What do you do, if anything, if your client confesses to a crime for which he is not charged, but someone else is, or where someone else has already been convicted. Not a common practice in the military, or is it. What about the multi-accused drug case for example?
Here’s an interesting article about the potential ethics of that “problem.” Professor Coline Miller posts about: Jean Fleming Powers’ Comparing Exceptions to Privilege and Confidentiality Relating to Crime, Fraud, and Harm—Can Hard Cases Make Good Law?
Professor Miller concludes that there is a reason to avoid the client-attorney privilege in such a case if there is (substantial?) harm to the other client. Based on his argument his point is limited to the convicted person, not the one on trial and not yet convicted.
My claim was that this exception should be read to create a wrongful incarceration/execution exception to attorney-client confidentiality.
Professor Miller notes that Alaska provided for such an except beginning in 2009.

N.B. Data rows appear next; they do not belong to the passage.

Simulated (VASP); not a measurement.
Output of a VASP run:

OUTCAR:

I doubt that most states will follow suit. So, if states aren’t willing to buy this rationale, what is the alternative? According to the recent article, Comparing Exceptions to Privilege and Confidentiality Relating to Crime, Fraud, and Harm—Can Hard Cases Make Good Law?, 79 UMKC L. Rev. 61 (2010), by Jean Fleming Powers, a professor at the South Texas College of Law, the answer is to create an attorney-client confidentiality when revealing confidential information to the extent the lawyer reasonably believes necessary to prevent a significant loss of liberty.